FAQ

Best way to create own version of StandardTokenizer ?

Paul Taylor
Sep 4, 2009 at 3:19 pm
I submitted this https://issues.apache.org/jira/browse/LUCENE-1787 patch
to StandardTokenizerImpl, understandably it hasn't been incoroprated
into Lucene (yet) but I need it for the project Im working on. So would
you recommend keeping the same class name, and just putting in the
classpath before the lucene.jar, or creating a new Tokenizer,Impl and
Jflex file in my own projects package space.

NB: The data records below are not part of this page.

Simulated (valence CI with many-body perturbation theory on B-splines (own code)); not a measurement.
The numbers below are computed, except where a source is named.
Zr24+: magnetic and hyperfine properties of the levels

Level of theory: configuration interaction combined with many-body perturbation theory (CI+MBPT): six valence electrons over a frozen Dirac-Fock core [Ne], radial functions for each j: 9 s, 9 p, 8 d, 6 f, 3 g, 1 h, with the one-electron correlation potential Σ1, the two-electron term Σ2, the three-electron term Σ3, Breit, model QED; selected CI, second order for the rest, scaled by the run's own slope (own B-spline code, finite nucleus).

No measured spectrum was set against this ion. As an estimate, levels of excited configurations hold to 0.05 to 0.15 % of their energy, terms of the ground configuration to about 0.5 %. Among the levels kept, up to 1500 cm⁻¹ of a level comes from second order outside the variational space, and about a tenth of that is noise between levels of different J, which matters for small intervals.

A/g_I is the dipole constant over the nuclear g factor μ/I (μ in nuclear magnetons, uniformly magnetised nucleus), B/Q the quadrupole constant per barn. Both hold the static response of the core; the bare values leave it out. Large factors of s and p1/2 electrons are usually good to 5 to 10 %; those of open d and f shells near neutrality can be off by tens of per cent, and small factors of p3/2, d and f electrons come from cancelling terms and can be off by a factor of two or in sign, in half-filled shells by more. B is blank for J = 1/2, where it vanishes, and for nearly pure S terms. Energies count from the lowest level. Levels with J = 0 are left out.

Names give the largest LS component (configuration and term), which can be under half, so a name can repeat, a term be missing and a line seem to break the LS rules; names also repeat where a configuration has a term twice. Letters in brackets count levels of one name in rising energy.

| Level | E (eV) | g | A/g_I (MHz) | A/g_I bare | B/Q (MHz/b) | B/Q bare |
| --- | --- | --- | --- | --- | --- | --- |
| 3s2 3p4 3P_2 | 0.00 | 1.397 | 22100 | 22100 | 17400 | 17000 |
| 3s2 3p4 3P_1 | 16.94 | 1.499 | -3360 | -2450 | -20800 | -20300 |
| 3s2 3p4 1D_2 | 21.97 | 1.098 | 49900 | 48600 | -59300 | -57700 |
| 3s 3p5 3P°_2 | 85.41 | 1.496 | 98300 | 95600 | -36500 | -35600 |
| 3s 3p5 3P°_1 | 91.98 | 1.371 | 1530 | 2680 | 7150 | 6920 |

Also, the StandardTokenizerImpl.jflex file states it should be compiled
with Java 1.4 not a later JDK, is this just for backwards compatability
? Because the indexes will be built afresh with this project would I
actually get a better results if I used a later JVM, the project has to
deal with indexing text which can be in any language and I'm hoping
using the latest JVM may solve some mapping problems with Japanese,
Hebrew and Korean that I don't really understand. Also our build process
uses Maven (not ant) and code is built using source 1.6 so its going to
be a pain to configure Maven to deal with this class differently.

thanks Paul


---------------------------------------------------------------------
To unsubscribe, e-mail: java-user-unsubscribe@lucene.apache.org
For additional commands, e-mail: java-user-help@lucene.apache.org
reply

Search Discussions

9 responses

  • Robert Muir at Sep 4, 2009 at 4:03 pm

    On Fri, Sep 4, 2009 at 11:18 AM, Paul Taylorwrote:
    I submitted this https://issues.apache.org/jira/browse/LUCENE-1787 patch to
    StandardTokenizerImpl, understandably it hasn't been incoroprated into
    Lucene (yet) but I need it for the project Im working on. So would you
    recommend keeping the same class name, and just putting in the classpath
    before the lucene.jar, or creating a new Tokenizer,Impl and Jflex file in my
    own projects package space.
    i would recommend creating one in your own package space.
    Also, the StandardTokenizerImpl.jflex file states it should be compiled with
    Java 1.4 not a later JDK, is this just for backwards compatability ? Because
    the indexes will be built afresh with this project  would I actually get a
    better results if I used a later JVM, the project has to deal with indexing
    text  which can be in any language and I'm hoping using the latest JVM may
    solve some mapping problems with Japanese, Hebrew and Korean that I don't
    really understand.
    i do not think you will really get better results, but it depends what
    your issue is (can you elaborate?)
    upgrading from 1.4 -> 1.6 will bump your unicode version from 3 to 4.
    you can see a list of the changes here:
    http://www.unicode.org/versions/Unicode4.0.0/


    --
    Robert Muir
    rcmuir@gmail.com

    ---------------------------------------------------------------------
    To unsubscribe, e-mail: java-user-unsubscribe@lucene.apache.org
    For additional commands, e-mail: java-user-help@lucene.apache.org
  • Paul Taylor at Sep 4, 2009 at 4:55 pm

    Robert Muir wrote:
    On Fri, Sep 4, 2009 at 11:18 AM, Paul Taylorwrote:
    I submitted this https://issues.apache.org/jira/browse/LUCENE-1787 patch to
    StandardTokenizerImpl, understandably it hasn't been incoroprated into
    Lucene (yet) but I need it for the project Im working on. So would you
    recommend keeping the same class name, and just putting in the classpath
    before the lucene.jar, or creating a new Tokenizer,Impl and Jflex file in my
    own projects package space.
    i would recommend creating one in your own package space.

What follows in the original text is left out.